I have a setup with virtual Xen hosts connected to a set of VLAN-s. On Dom0, I have set up a bridge for each of my VLAN-s to connect DomU-s to. Bridges are set up in /etc/network/interfaces like this:
auto eth0
iface eth0 inet manual
auto eth0.1
iface eth0.1 inet manual
vlan_raw_device eth0
auto br1
iface br1 inet manual
bridge_ports eth0.1
For most of these interfaces, I don't want Dom0 to be reachable, I just want it to bridge.
However, with IPv6, each interface automatically gets a link local address on the fe80::/64-network, which effectively breaks my security by letting Dom0 be available on all interfaces/VLAN-s.

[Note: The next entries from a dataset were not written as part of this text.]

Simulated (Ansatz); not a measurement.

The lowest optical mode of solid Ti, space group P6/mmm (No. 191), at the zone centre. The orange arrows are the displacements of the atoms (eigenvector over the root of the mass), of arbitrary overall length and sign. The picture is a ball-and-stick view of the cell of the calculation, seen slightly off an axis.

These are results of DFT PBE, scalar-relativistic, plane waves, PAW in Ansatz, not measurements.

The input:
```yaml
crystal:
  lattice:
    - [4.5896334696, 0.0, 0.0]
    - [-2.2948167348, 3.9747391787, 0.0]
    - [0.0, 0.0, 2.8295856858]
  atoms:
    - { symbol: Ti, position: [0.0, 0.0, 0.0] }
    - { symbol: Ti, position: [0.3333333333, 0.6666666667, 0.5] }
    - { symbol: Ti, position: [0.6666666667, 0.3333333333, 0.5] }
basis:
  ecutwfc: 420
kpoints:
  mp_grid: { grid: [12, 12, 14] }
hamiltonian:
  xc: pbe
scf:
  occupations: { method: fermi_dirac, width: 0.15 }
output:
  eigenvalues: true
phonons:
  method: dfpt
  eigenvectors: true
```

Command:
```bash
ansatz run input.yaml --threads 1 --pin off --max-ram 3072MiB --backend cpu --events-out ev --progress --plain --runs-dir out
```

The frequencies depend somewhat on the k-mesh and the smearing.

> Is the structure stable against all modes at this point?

I guess I can block all incoming packets with iptables, but avoiding any IPv6-address altogether seems like a cleaner solution.
Is there anyway to take an interface up on the link-layer but not on the IP-layer?
This is linux/debian (sorry I missed this detail initially…)
(master) 844$ cat /etc/issue.net
Debian GNU/Linux 5.0
(master) 845$ uname -a
Linux master 2.6.26-2-xen-amd64 #1 SMP Sun Jun 20 20:51:58 UTC 2010 x86_64 GNU/Linux
Best Answer
It looks like you are running a Debian variant, and at least Linux. You could drop a file in
/etc/sysctl.d
to disable IPv6 on the interface or all interfaces. I have enabled IPv6, but this is the file I used to disable IPv6. Initially, I disabled everything, then I disabled individual interfaces while I brought up IPv6. You should be able to just disable your bridge.